[cfe-dev] clang, unknown identifiers, and ahead of time compilation

Wed Sep 1 12:54:02 PDT 2010

Hi,

let's try again with a hopefully clearer description of what we want to
do :-) Apologies for the lengthy email, it's hopefully justified by the
complexity of the problem.

Our future interpreter will need to support variables that are defined
from some context at runtime. They are unknown at compile time. Like this:

int f() {
   int ret = 0;
   ret = h->D(); // h is unknown at compile time
   return ret
}

Our plan is to "escape" them into a runtime invocation of sema (and
actually, runtime codegen), sort of like this:

void f() {
   int ret = 0;
   float arg =42.
   {
     DelayedCompiler::Context __ctx; __ctx.add("arg", arg);
     ret = DelayedCompiler::Compile("h->D(arg);", __ctx);
   }
   return ret;
}

where DelayedCompiler::Compile() is the invocation of the compiler at
runtime, which will compile the argument given some context. So we are
actually talking about ahead-of-time compiled f() with a runtime
compiled "ret = h->D();".

We found that Sema::ActOnIdExpression() is a function we like. It knows
when a lookup fails ("h"), and it allows us to "escape" the expression
by converting it into DelayedCompiler::Compile("h"), returning an
ExpressionResult of our choice.

The problem is that we need to escape the whole statement, and as such
ActOnIdExpression() is both insufficient and at the wrong level.

I see two options (and I am positive that I overlooked some :-):

1. extract the statement from the parser, walk up the AST to the
statement node, and replace it with our context building and
DelayedCompiler::Compile() invocation using the statement as the parser
saw it. This will probably involve some re-invocation of the lexer etc,
to analyze the statement and extract the necessary context.

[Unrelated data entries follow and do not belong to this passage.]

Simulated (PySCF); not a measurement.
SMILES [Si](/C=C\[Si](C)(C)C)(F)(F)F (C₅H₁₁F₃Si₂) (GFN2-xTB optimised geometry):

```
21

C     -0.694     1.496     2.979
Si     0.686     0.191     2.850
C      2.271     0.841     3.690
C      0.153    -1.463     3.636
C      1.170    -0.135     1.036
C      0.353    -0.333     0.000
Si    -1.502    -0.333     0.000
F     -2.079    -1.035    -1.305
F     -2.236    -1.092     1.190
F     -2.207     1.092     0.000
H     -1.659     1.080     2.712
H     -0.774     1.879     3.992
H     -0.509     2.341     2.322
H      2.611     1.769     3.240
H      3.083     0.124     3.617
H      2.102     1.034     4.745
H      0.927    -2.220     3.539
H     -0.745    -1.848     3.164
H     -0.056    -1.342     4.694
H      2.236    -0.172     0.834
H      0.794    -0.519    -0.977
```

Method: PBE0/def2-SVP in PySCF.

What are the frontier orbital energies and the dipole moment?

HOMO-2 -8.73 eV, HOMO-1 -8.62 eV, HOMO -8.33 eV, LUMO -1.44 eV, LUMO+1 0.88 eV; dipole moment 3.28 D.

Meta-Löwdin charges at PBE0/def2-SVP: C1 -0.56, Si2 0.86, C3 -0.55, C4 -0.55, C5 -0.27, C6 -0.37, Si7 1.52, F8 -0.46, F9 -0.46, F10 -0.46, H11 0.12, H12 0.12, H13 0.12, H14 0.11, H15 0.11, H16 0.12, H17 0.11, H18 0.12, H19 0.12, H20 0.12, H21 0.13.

2. poison the node, and use (add?) a mechanism to build a poisoned AST
statement from poisoned expression nodes. I.e. if a child node is
poisoned then the parent node is poisoned, too - but at least the AST
builds. Then in a second pass we can replace the poisoned statement by
our invocation to DelayedCompiler::Compile() - but this time we have the
parsed nodes already (yes, no valid AST, but lexed source that we can
use to build the DelayedCompiler::Compile() invocation).

If it helps, we know that all the unknown ids are pointers, and we can
limit the use cases we support (e.g. the candidate list for overload
resolution must have exactly one entry etc).

Any comments, recommendations, ideas?

Cheers, Axel.